Hurricane Dennis vs. London Bombing

Sitting here in Guyana with the television turned on, the bombing in London seems to be the center of the traditional media - CNN is the main service that I can view on cable television, and like the September 11th attacks, it's getting lots of air time. But I live in another world. I live in a world where Hurricane Dennis has killed 4 people from Haiti - the Caribbean region, where not much is even to be read from ICT mailing lists from Latin America.

162 technorati listed posts mention London Explosion. 1,015 technorati posts mention London bombing. 626 technorati posts mention London bomb.

1,164 technorati entries mention Hurricane Dennis.

162 technorati posts mention Hurricane Dennis and Haiti.

In an office earlier today, someone asked me what I thought of the bombings in London. I said, of course, that it was a horrible thing, but that it was political and I have no control over what people decide to do to each other. I could stand on a soapbox and talk about how horrible the bombing was. It was horrible. The fact that such attacks is horrible, and no less so than the ability of a country to unilaterally invade another country on false pretenses. The whole thing is a nasty loop, and I can find no reason to defend either side who willingly creates casualties from innocent bystanders. Perhaps it's easier to say that nobody is innocent, and continue killing each other. I do not understand why it continues, I cannot control that it continues, but I am certain that if humanity actually respected itself enough on a collective level that there wouldn't be such attacks. But that's an idealistic world, and I don't have the luxury of living in that world.

Neither did the 4 dead people in Haiti.

Instead, I asked the person what they thought of Hurricane Dennis and how the CARICOM region was reacting. They had no idea about what I was speaking of. Within their own region, they had no knowledge of what was happening while they continue reading opinions of what has already happened. Like spectators at the coliseum, they look for the most bloody spectacle that doesn't affect their region. That people within our own region will need help after Hurricane Dennis isn't seen as important. Meanwhile, oil prices increase, floods are in Jamaica, and so forth.

What does this say? It says to me that the traditional media in the region is failing to put news that is of local interest to the fore. It tells me that the people who are suffering and will continue to suffer from the effects of Hurricane Dennis had the greater misfortune of having it happen while the violent soap opera between politically motivated groups fights for dominance.

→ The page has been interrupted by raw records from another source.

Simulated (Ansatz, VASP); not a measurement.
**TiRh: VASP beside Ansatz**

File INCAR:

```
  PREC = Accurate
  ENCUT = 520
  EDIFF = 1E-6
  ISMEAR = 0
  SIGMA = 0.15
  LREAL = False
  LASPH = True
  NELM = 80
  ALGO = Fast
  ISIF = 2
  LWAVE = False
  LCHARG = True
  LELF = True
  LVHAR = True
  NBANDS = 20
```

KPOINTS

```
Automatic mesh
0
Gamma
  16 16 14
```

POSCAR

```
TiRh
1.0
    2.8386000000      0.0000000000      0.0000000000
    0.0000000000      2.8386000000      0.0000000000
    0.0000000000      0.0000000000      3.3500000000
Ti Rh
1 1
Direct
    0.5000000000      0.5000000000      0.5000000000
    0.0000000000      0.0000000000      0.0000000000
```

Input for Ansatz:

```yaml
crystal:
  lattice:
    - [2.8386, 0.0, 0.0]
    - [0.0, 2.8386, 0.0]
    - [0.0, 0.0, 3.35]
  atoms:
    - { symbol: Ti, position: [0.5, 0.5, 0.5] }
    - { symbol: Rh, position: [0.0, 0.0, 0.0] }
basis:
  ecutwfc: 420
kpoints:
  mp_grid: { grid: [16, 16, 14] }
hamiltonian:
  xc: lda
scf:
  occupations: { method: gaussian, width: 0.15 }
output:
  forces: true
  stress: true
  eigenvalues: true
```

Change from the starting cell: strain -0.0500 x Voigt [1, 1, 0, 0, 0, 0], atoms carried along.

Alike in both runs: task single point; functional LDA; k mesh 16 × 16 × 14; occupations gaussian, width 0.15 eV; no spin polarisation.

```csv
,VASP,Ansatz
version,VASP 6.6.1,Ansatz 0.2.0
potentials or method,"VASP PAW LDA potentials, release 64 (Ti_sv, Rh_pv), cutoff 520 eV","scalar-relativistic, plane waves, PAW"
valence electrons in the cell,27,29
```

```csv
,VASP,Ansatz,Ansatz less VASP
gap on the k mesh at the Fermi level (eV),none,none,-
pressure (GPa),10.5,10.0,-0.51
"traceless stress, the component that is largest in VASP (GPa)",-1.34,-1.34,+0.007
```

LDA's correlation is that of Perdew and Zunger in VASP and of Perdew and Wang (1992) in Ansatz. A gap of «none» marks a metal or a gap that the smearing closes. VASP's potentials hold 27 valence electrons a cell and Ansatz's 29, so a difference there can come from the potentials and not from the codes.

Like an exclamation mark, the London bombing has entered the discussion of the issues of Iraq and terrorism. Like a period, the London bombing rests on the people of the Caribbean region.

Both issues are large issues. But why is it that the Caribbean media focuses on the issues that do not directly involve the Caribbean? Why is it that they do not focus more on what is happening within the region - to our neighbours beyond the fences of ocean? Are they simply relays of the media of the United States and United Kingdom? Are the value of the lives of people in London greater than the value of our own neighbours here in the Caribbean?

And what of Latin America? Are the people in the Caribbean unimportant? The local traditional media seems to have lost focus on the Caribbean region - if it ever had it at all. This leads me to wonder what people of the Caribbean see as their status within the global community.

Most of the time people follow the crowd, paying attention to the things that are loudest. But shouldn't one's neighbours be loudest? Shouldn't we be concerned about what is happening to people of our own region more than that of other regions, where the 'War on Terror' hasn't had any effect other than cut down tourism and increase oil prices?

London's bombing is important. But so are the natural disasters in the region which mean that our neighbours mean assistance. We can't do much about the bombing in London except express condolences. Meanwhile, a few hundred miles away, people from our own region are under attack from something even more primal than mankind's capacity to hurt itself.

We now return you to CNN, where Hurricane Dennis is a sideshow until it destroys a few million dollars worth of property in the United States.